“No choice whatsoever”: How a fight nearly ended The Who before they began

Any band can normally become legendary as long as they have the right camaraderie. They don’t necessarily have to be the greatest musicians in the world, but as long as they have a good rapport when working off each other, even some of the most amateur bands can turn in classics if they are all communicating properly with each other. But while The Who had all the tools to become a superband when they started out, that didn’t mean that every one of them had to like each other 24/7.

Because looking back on his life, Pete Townshend felt there was no point in them going on much further past their first few years on the charts. He was an art student before anything else, and while a life of stardom may have been tempting, he felt that the band would run their course and fade into obscurity like every other band before them until he started to twist the medium for themselves.

‘My Generation’ gave them the quirk of playing far louder than everybody else, but Tommy was the first time people started to see what they could do when telling a story with sound. Townshend may have been the mastermind behind everything, but without Keith Moon’s maniacal drumming and John Entwistle filling in the lead guitar slot on bass, they were as tight-knit a three-piece as they could have asked for before Roger Daltrey put his scream behind everything.

Although he never played an instrument, Townshend always needed someone with Daltrey’s power behind the microphone. He always equated The Who to a street gang, and since he was never comfortable with the spotlight, it was much better to have Daltrey sing tracks like ‘Reign O’er Me’ than having to juggle being the rhythm guitarist, main songwriter, and lead vocalist at the same time.

But any band has disagreements, and that normally leads to more than a little bit of tension in the room before anything starts. It would be easy to leave all of the hangups in the studio, but the minute that Daltrey decided to take a few swings at the rest of the band before they built any traction, he managed to put their entire career in jeopardy.

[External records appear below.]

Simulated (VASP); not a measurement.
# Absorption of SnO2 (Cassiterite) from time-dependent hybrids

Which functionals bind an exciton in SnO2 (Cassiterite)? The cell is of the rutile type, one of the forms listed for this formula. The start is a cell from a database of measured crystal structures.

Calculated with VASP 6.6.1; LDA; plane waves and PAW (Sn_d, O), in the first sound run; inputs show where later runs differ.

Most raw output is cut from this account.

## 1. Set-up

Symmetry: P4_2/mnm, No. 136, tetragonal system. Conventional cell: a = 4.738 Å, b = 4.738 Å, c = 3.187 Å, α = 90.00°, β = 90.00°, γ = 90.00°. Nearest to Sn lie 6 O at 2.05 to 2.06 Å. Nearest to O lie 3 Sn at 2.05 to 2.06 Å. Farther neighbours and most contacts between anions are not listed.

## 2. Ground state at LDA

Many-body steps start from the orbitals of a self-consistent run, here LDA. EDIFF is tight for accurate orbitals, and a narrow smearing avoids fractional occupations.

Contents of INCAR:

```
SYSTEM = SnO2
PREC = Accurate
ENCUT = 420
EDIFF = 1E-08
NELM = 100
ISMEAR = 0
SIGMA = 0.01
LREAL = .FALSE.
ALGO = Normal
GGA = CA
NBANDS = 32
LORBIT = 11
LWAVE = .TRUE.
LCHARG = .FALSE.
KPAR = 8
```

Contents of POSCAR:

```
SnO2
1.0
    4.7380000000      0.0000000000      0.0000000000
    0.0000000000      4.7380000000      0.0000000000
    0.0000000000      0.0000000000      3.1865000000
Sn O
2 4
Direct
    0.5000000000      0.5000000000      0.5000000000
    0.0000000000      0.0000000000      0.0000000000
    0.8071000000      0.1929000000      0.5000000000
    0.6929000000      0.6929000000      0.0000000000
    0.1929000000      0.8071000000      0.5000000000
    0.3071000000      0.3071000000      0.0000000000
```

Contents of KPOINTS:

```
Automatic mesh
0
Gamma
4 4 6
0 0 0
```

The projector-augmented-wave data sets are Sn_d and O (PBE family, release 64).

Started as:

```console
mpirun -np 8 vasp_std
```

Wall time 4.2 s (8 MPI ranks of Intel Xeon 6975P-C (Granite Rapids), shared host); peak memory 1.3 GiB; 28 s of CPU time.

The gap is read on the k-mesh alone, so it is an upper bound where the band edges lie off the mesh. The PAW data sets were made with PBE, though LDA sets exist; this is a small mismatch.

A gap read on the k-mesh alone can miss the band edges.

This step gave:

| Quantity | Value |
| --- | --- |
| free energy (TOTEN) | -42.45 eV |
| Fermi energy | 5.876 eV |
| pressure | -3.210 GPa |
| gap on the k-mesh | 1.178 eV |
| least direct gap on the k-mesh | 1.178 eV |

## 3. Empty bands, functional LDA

They only had a few songs to their name, but Daltrey remembered being given the riot act by the rest of the band to either change his ways or the band would be history, saying, “That’s how we used to deal with it. Everything was solved with a fight, but obviously it didn’t work that way in the band. The band was everything, so I had the choice of either give up the fighting or give up the band. That’s no choice whatsoever.”

Then again, it’s not like the band didn’t have the chops to pull off a few songs without Daltrey. Since Daltrey ended up having a scrap with Moon a few years down the road for hiding drugs, songs like ‘Going Mobile’ are a slight glimpse into where the band could have gone had they decided to continue on as a trio, complete with Townshend’s gritty voice leading the charge.

Would they have still been able to crack the singles charts? Probably, but there would always be something missing had Daltrey not been there from the beginning. Townshend was writing the songs that reflected everything an English kid was feeling at the time, but would it really have the same impact if ‘Won’t Get Fooled Again’ didn’t have that classic scream?